Generalized momenta

Consider the motion of a single particle moving in one dimension. The kinetic energy is

$$K = \frac{1}{2}\,m\,\skew{3}\dot{x}^{\,2},$$ (7.33)

where $m$ is the mass of the particle and $x$ its displacement. The particle's linear momentum is $p=m\,\skew{3}\dot{x}$. However, this can also be written

$$p = \frac{\partial K}{\partial \skew{3}\dot{x}}= \frac{\partial {\cal L}}{\partial\skew{3}\dot{x}},$$ (7.34)

because ${\cal L}=K-U$ and the potential energy $U$ is independent of $\skew{3}\dot{x}$.

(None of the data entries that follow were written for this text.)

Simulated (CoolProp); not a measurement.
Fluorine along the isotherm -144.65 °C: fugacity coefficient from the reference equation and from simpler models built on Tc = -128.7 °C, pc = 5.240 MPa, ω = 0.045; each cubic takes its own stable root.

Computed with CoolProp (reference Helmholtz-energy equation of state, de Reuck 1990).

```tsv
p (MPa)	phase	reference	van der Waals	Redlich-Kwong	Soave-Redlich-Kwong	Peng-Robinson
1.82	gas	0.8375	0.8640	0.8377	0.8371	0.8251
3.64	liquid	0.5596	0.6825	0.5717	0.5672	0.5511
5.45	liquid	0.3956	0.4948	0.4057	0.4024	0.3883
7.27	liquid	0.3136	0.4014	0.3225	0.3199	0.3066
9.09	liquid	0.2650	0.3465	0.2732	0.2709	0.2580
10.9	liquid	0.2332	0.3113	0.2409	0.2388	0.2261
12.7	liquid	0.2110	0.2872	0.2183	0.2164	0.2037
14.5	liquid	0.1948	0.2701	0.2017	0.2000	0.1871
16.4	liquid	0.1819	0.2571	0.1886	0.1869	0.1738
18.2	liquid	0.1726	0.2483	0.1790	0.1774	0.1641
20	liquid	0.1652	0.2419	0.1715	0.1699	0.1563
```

Consider a dynamical system described by ${\cal F}$ generalized coordinates $q_i$, for $i=1,{\cal F}$. By analogy with the preceding expression, we can define generalized momenta of the form

$$p_i = \frac{\partial {\cal L}}{\partial\skew{3}\dot{q}_i},$$ (7.35)

for $i=1,{\cal F}$. Here, $p_i$ is sometimes called the momentum conjugate to the coordinate $q_i$. Hence, Lagrange's equation (7.22) can be written

$$\frac{d p_i}{dt} = \frac{\partial {\cal L}}{\partial q_i},$$ (7.36)

for $i=1,{\cal F}$. Note that a generalized momentum does not necessarily have the dimensions of linear momentum.

Suppose that the Lagrangian ${\cal L}$ does not depend explicitly on some coordinate $q_k$. It follows from Equation (7.36) that

$$\frac{d p_k}{dt} = \frac{\partial {\cal L}}{\partial q_k}=0.$$ (7.37)

Hence,

$$p_k = {\rm const.}$$ (7.38)

The coordinate $q_k$ is said to be ignorable in this case. Thus, we conclude that the generalized momentum associated with an ignorable coordinate is a constant of the motion.

For example, the Lagrangian [Equation (7.24)] for a particle moving in a central potential is independent of the angular coordinate $\theta$. Thus, $\theta$ is an ignorable coordinate, and

$$p_\theta = \frac{\partial {\cal L}}{\partial\skew{5}\dot{\theta}} = m\,r^{\,2}\,\skew{5}\dot{\theta}$$ (7.39)

is a constant of the motion. Of course, $p_\theta$ is the angular momentum about the origin; this is conserved because a central force exerts no torque about the origin.